I’m sure everyone and their brother will be penning their thoughts about the passing of Stan Lee. But I would be remiss if I didn’t tell my story of how Stan Lee and the expansive world of superheroes he helped create affected me. I will try very hard not to get longwinded, though this is a topic I could write a long diatribe about.
My story of Stan Lee and Marvel comics becoming an integral part of my life occurred when I was a kid, and it came around at the time I needed it the most. This isn’t a part of my life I talk about much, and since the inception of Marvel into my life effectively eclipsed it, I never felt the need to go into much detail. But in tribute to Stan Lee, I will delve into one of the most traumatic moments of my childhood.
I was 8 years old when I got my first Marvel comic. It was a pocket sized 9 page comic that came in a box of Drake’s Devil Dogs. It featured Jubilee being kidnapped by the Rhino. Spider-Man witnessed it and tried to save the day, but Rhino got away. And it became evident that the Rhino was just the henchman delivering Jubilee to a higher evil. That was the end of the comic. Over the span of the next few weeks, and a few more Devil Dogs, I collected the remaining 3 comics in the series. In the second one, Spider-Man recruits Wolverine to find Jubilee. But he is accosted by Sabertooth. Wolverine ended up the victor (this time), and joined Spidey. In the third one, the Silver Surfer showed up… I don’t know how, and I actually can’t remember the third installment that well. But the fourth and final pocket comic featured the three heroes finding Jubilee in a warehouse where they confront the mastermind (I think it was Stryfe, but I can’t remember). He wanted Jubilee and her mutant power of light refraction to operate a war machine. Wolvy, Spidey, and the Silver Surfer team up to free Jubilee and stop Stryfe’s evil plan.

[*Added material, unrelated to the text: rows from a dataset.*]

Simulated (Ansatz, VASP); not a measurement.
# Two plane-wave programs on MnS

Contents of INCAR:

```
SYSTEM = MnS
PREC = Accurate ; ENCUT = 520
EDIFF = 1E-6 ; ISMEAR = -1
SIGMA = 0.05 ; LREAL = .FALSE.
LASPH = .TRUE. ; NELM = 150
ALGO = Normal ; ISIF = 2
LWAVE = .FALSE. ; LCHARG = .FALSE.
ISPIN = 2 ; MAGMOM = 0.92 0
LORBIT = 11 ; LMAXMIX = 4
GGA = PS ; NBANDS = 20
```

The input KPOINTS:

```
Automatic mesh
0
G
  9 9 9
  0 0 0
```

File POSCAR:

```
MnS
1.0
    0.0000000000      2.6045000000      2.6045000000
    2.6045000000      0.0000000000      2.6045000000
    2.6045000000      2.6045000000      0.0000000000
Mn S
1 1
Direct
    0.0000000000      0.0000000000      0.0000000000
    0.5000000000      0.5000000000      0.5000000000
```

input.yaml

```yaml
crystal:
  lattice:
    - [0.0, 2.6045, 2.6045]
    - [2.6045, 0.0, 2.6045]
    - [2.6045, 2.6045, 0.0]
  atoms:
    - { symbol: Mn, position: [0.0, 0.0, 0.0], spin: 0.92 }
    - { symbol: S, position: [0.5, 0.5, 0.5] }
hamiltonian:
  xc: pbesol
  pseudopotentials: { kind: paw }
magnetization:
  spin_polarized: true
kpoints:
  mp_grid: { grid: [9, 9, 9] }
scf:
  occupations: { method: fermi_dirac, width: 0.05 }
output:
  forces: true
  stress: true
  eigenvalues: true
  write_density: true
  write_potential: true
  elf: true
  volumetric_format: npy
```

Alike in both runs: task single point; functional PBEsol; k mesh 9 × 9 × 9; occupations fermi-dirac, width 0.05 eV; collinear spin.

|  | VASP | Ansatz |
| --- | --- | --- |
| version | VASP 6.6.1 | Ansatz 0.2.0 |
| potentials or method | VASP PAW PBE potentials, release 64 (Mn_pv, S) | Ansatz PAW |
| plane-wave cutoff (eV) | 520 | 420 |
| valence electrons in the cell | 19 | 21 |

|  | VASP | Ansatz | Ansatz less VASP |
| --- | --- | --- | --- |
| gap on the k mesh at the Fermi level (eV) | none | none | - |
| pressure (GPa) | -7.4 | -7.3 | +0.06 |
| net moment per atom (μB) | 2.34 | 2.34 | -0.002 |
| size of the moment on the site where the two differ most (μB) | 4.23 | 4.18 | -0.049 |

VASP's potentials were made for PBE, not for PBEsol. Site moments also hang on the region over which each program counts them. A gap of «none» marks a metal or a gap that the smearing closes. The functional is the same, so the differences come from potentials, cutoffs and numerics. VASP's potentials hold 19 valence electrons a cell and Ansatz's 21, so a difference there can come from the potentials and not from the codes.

I was absolutely enthralled with this story, and how it was told. I was familiar with Superman and Batman at this age, but it was the first comic arc I had actually read. And it was great. I wanted more.
Shortly after completing the Devil Dog Marvel comic arc, my parents announced that they were going to get a divorce.
24 years gives you a lot of perspective, a lot of clarity, and, most importantly, a lot of time for the dust to settle. That’s when you’re 32 and you understand. When you’re 8 and it happens, you just don’t understand. You don’t know why this is happening. And you’re so focused on elementary school–making friends, playing tee ball, beginning to read chapter books, etc.–that you never even noticed your parents were having problems. So when they announced that they were splitting up, it came like a nuclear bomb out of the clear blue sky.
Things happened in a blur thereafter. We lived in Maryland at the time. And after the separation, we left it behind to move to New Hampshire, a thousand miles away. We moved in with my grandmother for a year until my mom found a solution.
I entered the 3rd grade that fall. And that’s right around the time that the social schism divides students. When you’re in kindergarten, everyone is friends. 5 year olds are innocent enough that they didn’t denigrate their own classmates. Around the 3rd grade is when that division between popular and outcast begins to form, and I was floating rapidly toward outcast. I was short, and everyone had a “midget” joke. I was a weird to begin with, and now I was the “new kid” (don’t mistake it, there’s no way I would have escaped being an outcast even had we stayed in Maryland). I was nearly beaten up on my first day of school because one of the kids said something I didn’t like, and I called him a “fairywinkle”. That is basically a microcosm for my childhood.
I was an outcast in school in a new place in a strange situation. This was the crossroads. I could have let everything turn me down a wrong path. I could have let the situation eat me alive at a young age. Three things kept me normalized:
- The reassurance of my mom, and my dad, and their continued support and love despite the situation.
- My grandmother acting as an intermediary and a parachute for us kids.
- Marvel comics
I read those Devil Dog comics nearly every day. They gave me comfort, watching Spider-Man valiantly take on Rhino; seeing Wolverine clash claws with Sabertooth (without even knowing their rivalry extended WAY beyond a 9-page pocket comic); seeing the Silver Surfer sail through the cosmos and come to earth to rescue Jubilee. It kept me calm.
My dad moved to Connecticut, and we were able to see him every other weekend. One of the first times, we stopped at a Mobil station in Brattleboro, Vermont. In the back, they had a magazine rack packed with comics. I felt like a kid at Toys R Us. I begged my dad to let me get one, and he did.
It was the 3rd issue of the Mr. Sinister-Scott Summers cloning saga; an admittedly confusing one to enter on. That didn’t make it any less enthralling.
When we returned after the weekend, my sisters and I were channel surfing on an afternoon after school when we stumbled upon this:
(Greatest cartoon intro music of all time, even after all these years)
Shortly after:
(With respect to Tom Holland, still the best Spider-Man)
I became obsessed. As the year dragged on, we watched X-Men and Spider-Man religiously. Every time my dad would pick us up, we’d stop at the Mobil, and I would get a Marvel comic–often out of order, but I didn’t care. I bought the action figures from Ames and Bradlee’s (times before Wal-Mart). I went to the library and checked out the Marvel almanacs they had where I was introduced to the rest of the universe: the Hulk, the Fantastic 4, Dr. Strange, Namor the Sub-Mariner, Captain America, Daredevil, the Punisher, Blade, Nick Fury, Black Widow, Iron Man, the Avengers (which in my day were Hawkeye, Vision, Black Panther, Wasp, Giant Man, and on occasion Captain America). Every hero I read about was mind blowing to me. And for a kid who felt so isolated, and with a rampant imagination, each character I committed to memory made me feel like maybe I wasn’t so alone.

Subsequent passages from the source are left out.